This code is designed to receive a set of files, in a given arrangement, and analyse them on a HPC system, before making them available for download. It is designed to work with either Globus Flows or rsync.
It is designed to be used with this repository FlowCron-Globus_Flow-side ;
First, clone this repository to Baskerville in your project directory, then run the setup. The only requirement for other HPC systems is to have slurm and cron available. You're chosen config will be stored in ~/.config/flowcron, which can be changed in the setup.sh if you have more than one FlowCron instance. In setup.sh, you'll be asked to name the cron job, how often the cron job should run, and whether to add a timestamp to uploaded Units of Work to prevent similarly named Units of Work merging.
On a HPC system where there are multiple login nodes the cron file will be installed to the login node the setup script is run from.
Each time this runs it will create, if necessary, five new directories alongside CodeToRun called;
- AnalysedFiles - Where successfully analysed files are placed
- Bin - where cleanup slurm files are placed. This should be periodically emptied
- FailedJobs - Where jobs that did not successfully complete are placed
- Logs - Where Output from the scripts is put.
- UploadedFiles - Where files to be analysed should be put
Remember to change the Account and QoS in cleanup.sh
Should you require it, these can be changed in environment_variables.sh. UploadedFiles is where your flow, or other method, should deposit uploaded files. The format of the upload is called a Unit of Work and has the form;
<name of Unit of Work (UoW)>
|----> data (contains all of the data for the project)
|----> scripts (contains one slurm file. Our code will search for a single bash file containing a bash shebang and #SBATCH directive. Finding less or more than this will result in an error. Remember to set the account and QoS values correctly
|----> sentinels, manually created by the user once transfer is complete. Must be empty.

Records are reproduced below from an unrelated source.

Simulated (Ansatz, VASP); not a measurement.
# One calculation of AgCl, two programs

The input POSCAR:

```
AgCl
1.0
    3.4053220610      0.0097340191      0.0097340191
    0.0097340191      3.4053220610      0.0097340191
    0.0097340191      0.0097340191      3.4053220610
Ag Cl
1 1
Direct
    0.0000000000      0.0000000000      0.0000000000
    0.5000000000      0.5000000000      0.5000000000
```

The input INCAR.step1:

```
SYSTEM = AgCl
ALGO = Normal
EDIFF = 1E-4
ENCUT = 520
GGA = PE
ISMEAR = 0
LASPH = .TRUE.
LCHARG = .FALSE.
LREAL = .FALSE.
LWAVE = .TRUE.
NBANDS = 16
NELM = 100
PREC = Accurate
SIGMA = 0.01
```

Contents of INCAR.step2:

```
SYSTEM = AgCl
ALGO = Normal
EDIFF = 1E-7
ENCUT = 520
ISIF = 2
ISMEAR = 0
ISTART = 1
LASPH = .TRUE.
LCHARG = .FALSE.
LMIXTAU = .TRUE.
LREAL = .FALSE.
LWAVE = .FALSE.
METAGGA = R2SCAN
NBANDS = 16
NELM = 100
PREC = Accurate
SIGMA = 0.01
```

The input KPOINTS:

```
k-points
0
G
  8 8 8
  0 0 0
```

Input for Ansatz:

Once the Unit of Work is uploaded, the user must add a directory called sentinels to the Unit of Work to signal a complete transfer. Every time cron_target.sh is run, it will then go through the UploadedFiles directory, and if the sentinels condition is met, transfer each Unit of Work to it's own temporary directory, in CodetoRun/slurm where the found slurm script from the scripts directory will be run. The sentinels directory is then used to guarantee completion when moving Units of Work between the UploadedFiles, CodeToRun/slurm and either FailedJobs or AnalysedFiles directories and whilst running the slurm job. Clean up after completion of the slurm job is handled by a slurm dependency job defined in cleanup.sh. Moving the Unit of Work to either AnalysedFiles or Failedjobs is determined by the existence of "ExitCode 0:0" in a file whose name is of the form *<job_id>.stats.
Edit example_unit_of_work/scripts/edit_this_slurm_script.sh to contain the correct QoS, account and job-name, then copy example_unit_of_work to UploadedFiles after deployment and run mkdir UploadedFiles/example_unit_of_work/sentinels. This should then appear in AnalysedFiles. You can check the Logs and Bin directories to check that everything went to plan.
Finally, a directory Logs contains a daily log of everything that's happened, containing the job_id of the slurm job. A Bin directory stores the output from the cleanup script. You could use Globus to periodically move this to a local drive or build a Grafana solution based on this.
- Not having permissions to use cron
- Not changing account qos and job-name in the cleanup and slurm scripts.
- Not converting a script outside of scripts to bash line endings. We try to convert all .sh and slurm scripts in the scripts directory.